Get started

Run Spot for the first time

Inside your code, you just have to add the spot.h header file.

#include "spot.h"

New API

Since version 3.0, there is no allocator API anymore. Users just have to provide the backing array (see below).

Ok, now you want to use the SPOT algorithm. You can allocate a Spot object either on stack or on heap.

// stack allocation
struct Spot spot;
// or heap allocation
struct Spot* spot_ptr = (struct Spot*)malloc(sizeof(struct Spot));

Then you must init that structure with the spot_init function.

// here we assume stack allocation
struct Spot spot;
// provide a backing buffer to store the excesses
double buffer[200];
// init with SPOT parameters
int status = spot_init(
        &spot,  // pointer to the allocated structure
        1e-4,   // q: anomaly probability
        0,      // low: observe upper tail
        1,      // discard_anomalies: flag anomalies
        0.998,  // level: tail quantile (the 0.2% higher values shapes the tail)
        buffer, // buffer: backing array to store the excesses (now provided by the user)
        200     // max_excess: number of data to keep to summarize the tail
    );
// you can check the initialization
if (status < 0) {
    // print error
    char msg[100];
    error_msg(-status, msg, 100);
    printf("ERROR %d: %s\n", -status, msg);
}

Basically q is the anomaly probability. The algorithm will flag events that have a lower probability than q. In practice, it must be very low (like 1e-3 or less).
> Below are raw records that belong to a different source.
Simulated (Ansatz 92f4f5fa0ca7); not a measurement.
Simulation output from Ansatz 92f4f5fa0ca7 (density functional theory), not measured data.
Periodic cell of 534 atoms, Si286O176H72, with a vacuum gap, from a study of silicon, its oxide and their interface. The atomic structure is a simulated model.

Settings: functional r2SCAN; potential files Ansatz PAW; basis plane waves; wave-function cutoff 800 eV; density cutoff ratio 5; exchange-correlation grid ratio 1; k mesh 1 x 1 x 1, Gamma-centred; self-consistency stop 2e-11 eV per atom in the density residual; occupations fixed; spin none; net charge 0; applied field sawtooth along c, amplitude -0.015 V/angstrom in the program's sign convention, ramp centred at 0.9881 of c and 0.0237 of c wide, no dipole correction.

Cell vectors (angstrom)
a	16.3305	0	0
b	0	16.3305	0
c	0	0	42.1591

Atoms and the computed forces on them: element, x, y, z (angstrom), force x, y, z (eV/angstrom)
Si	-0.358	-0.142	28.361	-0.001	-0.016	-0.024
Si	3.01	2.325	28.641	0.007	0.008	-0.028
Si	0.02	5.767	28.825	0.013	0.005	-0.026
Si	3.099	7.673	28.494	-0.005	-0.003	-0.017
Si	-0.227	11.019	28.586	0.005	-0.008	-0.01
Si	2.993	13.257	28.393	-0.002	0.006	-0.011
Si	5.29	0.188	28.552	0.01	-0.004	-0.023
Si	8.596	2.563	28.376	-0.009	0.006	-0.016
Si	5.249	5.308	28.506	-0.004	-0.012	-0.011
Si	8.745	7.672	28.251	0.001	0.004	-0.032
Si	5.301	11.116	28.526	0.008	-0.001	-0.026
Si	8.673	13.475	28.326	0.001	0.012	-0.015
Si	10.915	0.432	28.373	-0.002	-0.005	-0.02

The low parameter just defines whether we flag high (low = 0) of low (low = 1) values while discard_anomalies says that we want to reject anomalies.

The level should be a high quantile (a value close to 1). It is useful to delimitate the tail of the distribution. One may use values like 0.98, 0.99 or 0.995.

Finally buffer/max_excess is the container of the data will be kept to model the tail of the distribution.

You can read more about the parameters in the dedicated section.

Before prediction, we commonly need to fit the algorithm with first data. In practice you must provide a buffer of double (pointer + size of the buffer). How many records are needed? Briefly, few thousands (like 2000) but it depends on the parameters passed to SPOT (and also whether you have enough data).

// double* initial_data = ...
// unsigned long size = ...
status = spot_fit(&spot, initial_data, size);
if (status < 0) {
    // print error
    char buffer[100];
    error_msg(-status, buffer, 100);
    printf("ERROR %d: %s\n", -status, buffer);
}

Full example

Here we present a basic example where the SPOT algorithm is run on an exponential stream.

// basic.c
// BUILD:
// $ make
// $ cc -o /tmp/basic examples/basic.c dist/libspot.a* -Idist/ -lm
// RUN:
// $ /tmp/basic [--stdlib]

#include "spot.h"
#include <math.h>
#include <stdio.h>
#include <stdlib.h>
#include <string.h>
#include <time.h>

#define MAX_EXCESS 200

#ifndef M_PI
#define M_PI 3.14159265358979323846
#endif

unsigned long const TRAIN_SIZE = 20000;
unsigned long const TEST_SIZE = 500000;

// N(0, 1) - Box-Muller transform
double gaussian_random() {
    double u = 1.0 - ((double)rand() / (double)RAND_MAX);
    double v = (double)rand() / (double)RAND_MAX;
    return sqrt(-2.0 * log(u)) * cos(2.0 * M_PI * v);
}

int main(int argc, const char *argv[]) {
    if (argc > 1 && strcmp(argv[1], "--stdlib") == 0) {
        set_math_functions(log, exp, pow);
    }

    double buffer[MAX_EXCESS];

    // set random seed
    srand(time(NULL));
    // stack allocation
    struct Spot spot;
    int status = 0;
    // init the structure with some parameters
    status = spot_init(
        &spot,
        1e-4,   // q: anomaly probability
        0,      // low: observe upper tail
        1,      // discard_anomalies: flag anomalies
        0.99,   // level: tail quantile (the 1% higher values shapes the tail)
        buffer, // backing array to store the excesses (tail data)
        MAX_EXCESS // max_excess: size of the backing array (number of
                   // elements)
    );

    if (status < 0) {
        return -status;
    }

    // initial data
    double train[TRAIN_SIZE];
    for (unsigned long i = 0; i < TRAIN_SIZE; i++) {
        train[i] = gaussian_random();
    }

    // fit
    status = spot_fit(&spot, train, TRAIN_SIZE);
    if (status < 0) {
        return -status;
    }

    // run
    double test[TEST_SIZE];
    for (unsigned long i = 0; i < TEST_SIZE; i++) {
        test[i] = gaussian_random();
    }
    int normal = 0;
    int excess = 0;
    int anomaly = 0;

    clock_t start = clock();
    for (unsigned long k = 0; k < TEST_SIZE; k++) {
        switch (spot_step(&spot, test[k])) {
        case ANOMALY:
            anomaly++;
            break;
        case EXCESS:
            excess++;
            break;
        case NORMAL:
            normal++;
            break;
        }
    }
    clock_t end = clock();

    double elapsed = (double)(end - start) / (double)CLOCKS_PER_SEC;

    printf("Time: %.2f ms\n", 1000.0 * elapsed);
    printf("Throughput: %.2f value/s\n", (double)TEST_SIZE / elapsed);
    printf("ANOMALY: %d, EXCESS: %d, NORMAL: %d\n", anomaly, excess, normal);
    return 0;
}